SXSW: Persuasion and Habit Formation

I sat through an engaging SXSW workshop titled “Psychological Architectures for Persuasive Tech.” The workshop introduced a few key concepts of persuasion, influence,  and how to help people build habits.

The presenter, Brian Cugelman Ph.D, walked us through what he calls the Interactive Influence Model. This model was informed by Robert Cialdini’s popular book, “Influence: The Psychology of Persuasion.” What was interesting about Cugelman’s work is that he used communication design to represent how persuasive messages are shared between different actors. He also developed a process by which he deconstructs the persuasive messaging used in a user interface.

What I appreciated most about the workshop was how Cugelman reframed persuasion, which, at times, is a euphemism for manipulation. Instead of focusing on manipulation, the discussion focused on using persuasion as a catalyst for meaningful behavior change.
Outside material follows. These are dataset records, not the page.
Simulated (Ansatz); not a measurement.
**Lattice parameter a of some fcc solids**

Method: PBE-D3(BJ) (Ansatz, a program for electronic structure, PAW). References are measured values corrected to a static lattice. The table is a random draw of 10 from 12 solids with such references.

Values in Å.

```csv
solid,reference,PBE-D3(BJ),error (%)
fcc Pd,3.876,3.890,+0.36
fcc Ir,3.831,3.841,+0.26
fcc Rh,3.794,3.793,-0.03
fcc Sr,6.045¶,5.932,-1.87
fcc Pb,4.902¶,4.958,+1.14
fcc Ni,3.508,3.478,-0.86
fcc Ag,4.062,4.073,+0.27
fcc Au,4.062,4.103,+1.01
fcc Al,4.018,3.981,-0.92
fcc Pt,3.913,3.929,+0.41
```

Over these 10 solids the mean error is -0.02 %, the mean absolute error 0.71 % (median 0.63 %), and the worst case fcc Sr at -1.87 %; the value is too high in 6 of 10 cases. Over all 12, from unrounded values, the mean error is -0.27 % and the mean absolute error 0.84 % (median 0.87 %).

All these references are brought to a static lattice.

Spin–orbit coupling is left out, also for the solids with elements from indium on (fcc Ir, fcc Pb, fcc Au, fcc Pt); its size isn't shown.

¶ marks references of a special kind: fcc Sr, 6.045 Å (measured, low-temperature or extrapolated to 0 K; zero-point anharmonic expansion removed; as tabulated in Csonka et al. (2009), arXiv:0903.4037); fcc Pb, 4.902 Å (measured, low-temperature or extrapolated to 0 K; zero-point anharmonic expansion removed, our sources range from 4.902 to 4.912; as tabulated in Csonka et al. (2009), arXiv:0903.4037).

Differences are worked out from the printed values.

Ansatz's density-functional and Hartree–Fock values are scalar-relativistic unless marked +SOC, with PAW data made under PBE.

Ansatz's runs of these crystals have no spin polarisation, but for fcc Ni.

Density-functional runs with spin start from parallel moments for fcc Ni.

In order for behavior change to set in, new habits have to be formed. There’s a common belief in HCI circles that it takes about 3 weeks to form new habits. Cugelman debunked this as myth – it takes about 66 days to really form new habits, which is a great starting point when designing, say, a fitness mobile application that helps users achieve their goals.

From an experience design standpoint, the workshop was a helpful reminder of how much amazing research is done in academia and how we can better incorporate it when creating digital experiences.